Sep 15, 2017, 10:30:51 AM9/15/17

to Kris Maglione, Michael de Boer, Stuart Philp, Kyle Lahnakoski, firefox-ci, Marco Bonardo, Mozilla dev-platform mailing list mailing list, fx-team

I tried to say different point. See the treehearder log, mochitests
didn't run except on Win7 Debug, Android 4.3 API16+ Opt/Debug. So, try
syntax parser or something is really broken. I often meet this kind of bug.

Masayuki Nakano

unread,

Sep 15, 2017, 10:31:28 AM9/15/17

to Kyle Lahnakoski, Michael de Boer, Marco Bonardo, Stuart Philp, Mozilla dev-platform mailing list mailing list, fx-team, firefox-ci

Geoffrey Brown

unread,

Sep 15, 2017, 12:46:46 PM9/15/17

to Masayuki Nakano, Kris Maglione, Michael de Boer, Stuart Philp, Kyle Lahnakoski, firefox-ci, Marco Bonardo, Mozilla dev-platform mailing list mailing list, fx-team

Masayuki, your try push had trouble because you requested
"mochitest-2" instead of "mochitest-e10s-2". Non-e10s mochitests only
run on Android and Windows now. You probably wanted something like:

https://treeherder.mozilla.org/#/jobs?repo=try&revision=d68382f17d63f0674c62acc7242a9e406793895f

This is a good example of how a small deviation from "correct" try
syntax can have unexpected and frustrating consequences.

- Geoff

On Thu, Sep 14, 2017 at 7:15 PM, Masayuki Nakano <mna...@mozilla.com> wrote:
> I tried to say different point. See the treehearder log, mochitests didn't
> run except on Win7 Debug, Android 4.3 API16+ Opt/Debug. So, try syntax
> parser or something is really broken. I often meet this kind of bug.
>
>
> On 9/15/2017 10:07 AM, Kris Maglione wrote:
>>
>> Your best bet is probably to use `mach try` with a specific set of test
>> directories. It will generate a set of --try-test-paths flags to restrict
>> tests to those paths, and only run the first chunk of any group. Without
>> that, groups shift around too much to be reliable.
>>
>> On Fri, Sep 15, 2017 at 10:03:00AM +0900, Masayuki Nakano wrote:
>>>

> --
> You received this message because you are subscribed to the Google Groups
> "firefox-ci" group.
> To unsubscribe from this group and stop receiving emails from it, send an
> email to firefox-ci+...@mozilla.com.
> To post to this group, send email to firef...@mozilla.com.
> To view this discussion on the web visit

> https://groups.google.com/a/mozilla.com/d/msgid/firefox-ci/866a0e06-fbd9-c99b-451e-e20f80a12759%40mozilla.com.

Dan Mosedale

unread,

Sep 15, 2017, 2:27:22 PM9/15/17

to Geoffrey Brown, Kris Maglione, Masayuki Nakano, Michael de Boer, Stuart Philp, Kyle Lahnakoski, firefox-ci, Marco Bonardo, Mozilla dev-platform mailing list mailing list, fx-team

I wonder if this isn't (in large part) a design problem disguised as a
behavior problem. The existing try syntax (even with try chooser) is so
finicky and filled with abbreviations that even after years of working with
it, I still regularly have to look up stuff and sometimes when I've been in
a hurry, I've done something more general than I really needed because it
was just too painful to figure out the exact thing.
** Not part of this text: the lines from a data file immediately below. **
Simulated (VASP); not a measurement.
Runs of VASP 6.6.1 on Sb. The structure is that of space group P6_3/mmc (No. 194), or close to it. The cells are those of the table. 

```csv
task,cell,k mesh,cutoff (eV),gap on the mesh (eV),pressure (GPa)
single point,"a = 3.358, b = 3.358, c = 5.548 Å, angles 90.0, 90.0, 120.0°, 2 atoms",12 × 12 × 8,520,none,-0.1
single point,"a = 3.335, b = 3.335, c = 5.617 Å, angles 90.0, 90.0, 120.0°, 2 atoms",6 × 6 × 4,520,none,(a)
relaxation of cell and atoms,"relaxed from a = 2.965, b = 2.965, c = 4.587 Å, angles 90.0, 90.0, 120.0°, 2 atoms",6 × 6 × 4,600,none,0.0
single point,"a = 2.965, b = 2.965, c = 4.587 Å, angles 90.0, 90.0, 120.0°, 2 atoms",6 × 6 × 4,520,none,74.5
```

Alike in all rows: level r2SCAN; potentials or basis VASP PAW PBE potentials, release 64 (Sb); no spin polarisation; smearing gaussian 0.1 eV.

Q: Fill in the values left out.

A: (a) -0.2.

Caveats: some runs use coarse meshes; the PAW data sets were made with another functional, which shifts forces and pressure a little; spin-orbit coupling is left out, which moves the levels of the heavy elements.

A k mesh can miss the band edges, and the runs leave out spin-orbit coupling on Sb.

I'd be pretty surprised if developers newer to the mozilla infrastructure
than I didn't end up doing this sort of thing substantially more frequently.

https://ahal.ca/blog/2017/mach-try-fuzzy/ seems like a fine step in the
right direction, and maybe that'll be enough.

But I do wonder if the path to saving substantial time and money in the
long run is to invest some real user-research / UX / design time into
designing a try configurator where it requires effort to do the
unnecessarily expensive thing, as opposed to the current situation, where
it requires effort to avoid the expensive thing.

Dan

James Graham

unread,

Sep 15, 2017, 2:27:29 PM9/15/17

to Dan Mosedale, Geoffrey Brown, Kris Maglione, Masayuki Nakano, Michael de Boer, Stuart Philp, Kyle Lahnakoski, firefox-ci, Marco Bonardo, Mozilla dev-platform mailing list mailing list, fx-team

On 15/09/17 18:45, Dan Mosedale wrote:
> I wonder if this isn't (in large part) a design problem disguised as a
> behavior problem. The existing try syntax (even with try chooser) is so
> finicky and filled with abbreviations that even after years of working with
> it, I still regularly have to look up stuff and sometimes when I've been in
> a hurry, I've done something more general than I really needed because it
> was just too painful to figure out the exact thing.
>
> I'd be pretty surprised if developers newer to the mozilla infrastructure
> than I didn't end up doing this sort of thing substantially more frequently.
>
> https://ahal.ca/blog/2017/mach-try-fuzzy/ seems like a fine step in the
> right direction, and maybe that'll be enough.
>
> But I do wonder if the path to saving substantial time and money in the
> long run is to invest some real user-research / UX / design time into
> designing a try configurator where it requires effort to do the
> unnecessarily expensive thing, as opposed to the current situation, where
> it requires effort to avoid the expensive thing.

I think that's a rather uncontroversial opinion. Historically we have
been hampered by the fact that the set of try jobs was basically unknown
and constantly changing, and the code was scattered across many
repositories. Now that taskcluster defines everything in a single place
and the majority of the code is in-tree it will be much easier to
experiment with different frontends that make it easy to select the
right jobs. That's what allowed ahal to write |mach try fuzzy|.

There is also a desire to have better change-based job selection, so
that the default behaviour can be "run the jobs that are most likely to
be affected by the change I just made".

However all of these improvements will take time, and in the meantime
there are problems being caused by too-high backlog, so some changes in
user behaviour will be helpful as we work toward better tools.